When should we start RAG evaluation?

Week one of the project, before you tune prompts or swap models. Eval is how you know a change helped.

How large should a golden dataset be?

Start with 50–200 questions covering citations, refusals, and escalations—not just final answers.

What metrics matter most for RAG?

Citation precision, answer faithfulness, refusal rate, and p95 latency—track all four, not a single score.

Eval-driven development for RAG features

The fastest way to ship a RAG feature your customers don't trust is to ship it without an eval harness. We've now run six production RAG projects and the pattern is the same every time:

The first prototype demos beautifully on cherry-picked questions
A real user asks a real question and gets a confidently wrong answer
The team starts tweaking prompts, and starts shipping silent regressions

Why do RAG features fail in production?

Demos optimize for the happy path. Production optimizes for edge cases—ambiguous questions, stale documents, and users who trust confident tone more than citations. Without eval, every "fix" is a guess.

What is the minimum eval setup?

You need three things, and you need them in week one:

A locked golden dataset. 50–200 questions with expected behaviour. Not just expected answers — expected citations, expected refusals, expected escalations.
A scoring pipeline. Run the eval against your full RAG pipeline (retrieval + synthesis), score it, and store the result.
A CI gate. No prompt or model change ships without running the eval. If it regresses, the change doesn't merge.

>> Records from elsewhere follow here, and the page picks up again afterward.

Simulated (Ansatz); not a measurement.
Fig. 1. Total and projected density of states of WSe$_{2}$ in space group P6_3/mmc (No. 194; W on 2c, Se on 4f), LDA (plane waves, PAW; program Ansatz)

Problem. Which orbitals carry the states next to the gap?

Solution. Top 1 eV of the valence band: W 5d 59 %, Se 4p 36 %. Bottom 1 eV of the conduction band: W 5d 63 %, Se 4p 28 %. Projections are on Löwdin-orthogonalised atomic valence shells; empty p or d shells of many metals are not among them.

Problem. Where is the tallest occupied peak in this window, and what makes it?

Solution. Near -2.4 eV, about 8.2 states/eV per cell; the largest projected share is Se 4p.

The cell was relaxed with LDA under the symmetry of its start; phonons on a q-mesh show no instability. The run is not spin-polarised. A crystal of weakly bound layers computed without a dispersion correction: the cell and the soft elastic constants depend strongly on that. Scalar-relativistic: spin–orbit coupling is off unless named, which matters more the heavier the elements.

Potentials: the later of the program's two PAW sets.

// example: minimal eval runner
for (const item of dataset) {
  const result = await ragPipeline.answer(item.question);
  const score = grade({ expected: item, got: result });
  await storeRun({ runId, item, result, score });
}

Which metrics should you track?

Don't reduce eval to a single number. Track at minimum:

Citation precision: are the cited sources actually relevant?
Answer faithfulness: does the answer follow from the sources?
Refusal rate: do you refuse when the data isn't there?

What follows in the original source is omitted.